We’ve won the battle on the I-35 Corridor by using the coordination strategy because of the generous support and commitment of the members of American Stewards of Liberty.

If you are not a member of American Stewards, we invite you to join us. Click Here to sign up.

If you would like to learn more about the coordination strategy used to stop the I-35 Trans Texas Corridor, make plans to attend our annual conference, November 5-7 in Denver, Colorado where we will spend two-and-a-half days teaching you how you too can bring home local control. Click Here to learn about the conference.

Click Here to read the press release.

Click Here to read the petition to the FHA.

Click Here to read more about Texas coordination.

© 2009 American Stewards of Liberty: www.stewards.us
Cintra: Texas Recommends Dropping TTC-35 Highway Project

By Jason Sinclair
Dow Jones Newswires

MADRID--Spanish toll-road company Cintra Concesiones de Infraestructuras SA (CIN.MC) said Thursday that the Texas Department of Transportation had recommended against going forward with the Trans-Texas Corridor-35 highway.

In a filing to the Spanish market regulator, Cintra said the Texas state government made the decision after the U.S. Federal Highway Administration raised questions about the environmental impact of the planned highway.

In 2004, a Cintra-led consortium was chosen to design and plan the TTC-35 highway.

Cintra is already building another Texas highway called the SH 130, which won't be affected by the decision, the company said.

Cintra has won a number of projects in Texas as the state looks to build new roads and privatize existing ones through public-private partnerships.

Company Web site: http://www.cintra.es

91 395 8127; jason.sinclair@dowjones.com

© 2009 Dow Jones Newswires: online.wsj.com

October 7, 2009

Mayors Defeat Trans-Texas Corridor (TTC-35) and TxDOT

Contact: Mae Smith, President/Mayor, 254-657-2460

Eastern Central Texas Sub-Regional Planning Commission

Holland, Texas - Five local mayors took a stand 27 months ago and formed the state's first sub-regional planning commission to stand up against and stop once and for all the governor's massive land grab known as the Trans-Texas Corridor. No one thought they could.

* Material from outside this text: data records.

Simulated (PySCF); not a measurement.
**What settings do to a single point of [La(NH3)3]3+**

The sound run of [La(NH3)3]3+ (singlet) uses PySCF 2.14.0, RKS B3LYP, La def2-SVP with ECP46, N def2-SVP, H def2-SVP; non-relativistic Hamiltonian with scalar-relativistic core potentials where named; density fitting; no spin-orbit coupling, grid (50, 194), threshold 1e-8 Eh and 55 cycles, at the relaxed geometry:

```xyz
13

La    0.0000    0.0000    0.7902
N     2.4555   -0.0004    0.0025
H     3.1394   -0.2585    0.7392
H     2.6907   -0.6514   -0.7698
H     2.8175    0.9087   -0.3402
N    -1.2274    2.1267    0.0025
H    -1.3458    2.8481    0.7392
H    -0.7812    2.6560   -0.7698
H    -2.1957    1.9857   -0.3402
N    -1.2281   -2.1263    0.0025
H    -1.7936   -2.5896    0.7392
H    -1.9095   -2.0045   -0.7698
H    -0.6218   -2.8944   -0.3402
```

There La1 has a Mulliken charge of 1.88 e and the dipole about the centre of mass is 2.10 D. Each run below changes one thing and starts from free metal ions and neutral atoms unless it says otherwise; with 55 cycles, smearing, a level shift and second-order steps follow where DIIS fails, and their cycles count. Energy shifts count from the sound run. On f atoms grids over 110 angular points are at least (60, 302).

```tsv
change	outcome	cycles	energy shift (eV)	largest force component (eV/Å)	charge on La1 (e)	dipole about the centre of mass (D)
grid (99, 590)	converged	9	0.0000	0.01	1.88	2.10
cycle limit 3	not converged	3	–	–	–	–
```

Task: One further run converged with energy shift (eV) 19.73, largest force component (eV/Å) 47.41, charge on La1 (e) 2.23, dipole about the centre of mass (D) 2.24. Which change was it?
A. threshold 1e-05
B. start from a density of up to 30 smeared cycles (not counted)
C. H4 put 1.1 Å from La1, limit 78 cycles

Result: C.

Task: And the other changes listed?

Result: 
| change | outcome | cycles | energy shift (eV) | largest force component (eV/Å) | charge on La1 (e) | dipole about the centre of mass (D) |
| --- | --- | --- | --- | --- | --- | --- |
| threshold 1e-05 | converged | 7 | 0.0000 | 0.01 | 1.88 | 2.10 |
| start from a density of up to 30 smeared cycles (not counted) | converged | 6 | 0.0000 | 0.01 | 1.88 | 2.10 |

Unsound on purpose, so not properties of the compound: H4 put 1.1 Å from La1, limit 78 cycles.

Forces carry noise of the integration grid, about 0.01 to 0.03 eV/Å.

Today, the Texas Department of Transportation and the governor announced that the State of Texas has officially killed the project by selecting the "No Build" option under the environmental impact statement study. Selecting that option was exactly what the Eastern Central Texas Sub-Regional Planning Commission (ECTSRPC) forced the Texas Department of Transportation (TxDOT) into choosing.

"Believe me, it wasn't what they wanted to do, it's what we forced them to do," stated Mae Smith, Mayor of Holland and president of the ECTSRPC. The planning commission began a series of what is called coordination meetings in the fall of 2007, by utilizing a little known state statute that forced the behemoth agency to come to Holland, Texas.

TxDOT came to Holland on three different occasions where they were asked to explain why they were going to destroy five towns and their school districts with a 1,200 foot-wide, 146 acre per mile toll road. "Through coordination, we forced them to our table and then we used the federal NEPA (National Environmental Policy Act) statute to box them in a legal corner out of which they could not escape," stated Ralph Snyder, a local Holland businessman and board member of the ECTSRPC. "That's what forced TxDOT to recommend 'No Build' to the Federal Highway Administration because we had shown how TxDOT, as the agent of the federal government, had violated the federal statute in at least 29 ways," Snyder continued.

Fred Grant, president of American Stewards of Liberty, is the originator of the coordination strategy that brought TxDOT to their knees. "Had we not had five courageous mayors who represent a total of 6,000 people stand up to the governor and his rogue state agency, the Trans-Texas Corridor would have destroyed hundreds of thousands of private acres of prime and unique farmland, as well as, the economies of every community it dissected," stated Grant.

The TTC-35 is just one of the 4,000 miles of toll roads that nine state planning commissions are fighting.

"TxDOT can still continue to build 130, TTC-69, and the Ports-to-Plains toll roads, but defeating the TTC-35 is a major victory for the rural people of Texas."

To obtain a copy of the petition filed by the ECTSRPC showing the federal violations of TxDOT, please contact American Stewards of Liberty at 512-365-2699.

© 2009 ECTSRPC: ectsrpc.blogspot.com

October 6, 2009

Perry pulls plug on Trans Texas Corridor...but another lives on

Terri Hall
San Antonio Express-News

If you believe Rick Perry, today he's finally conceded the death of the initial Trans Texas Corridor foreign-owned toll road, land-grabbing superhighway that would have paralleled I-35, called TTC-35. However, there's LOTS more to this story.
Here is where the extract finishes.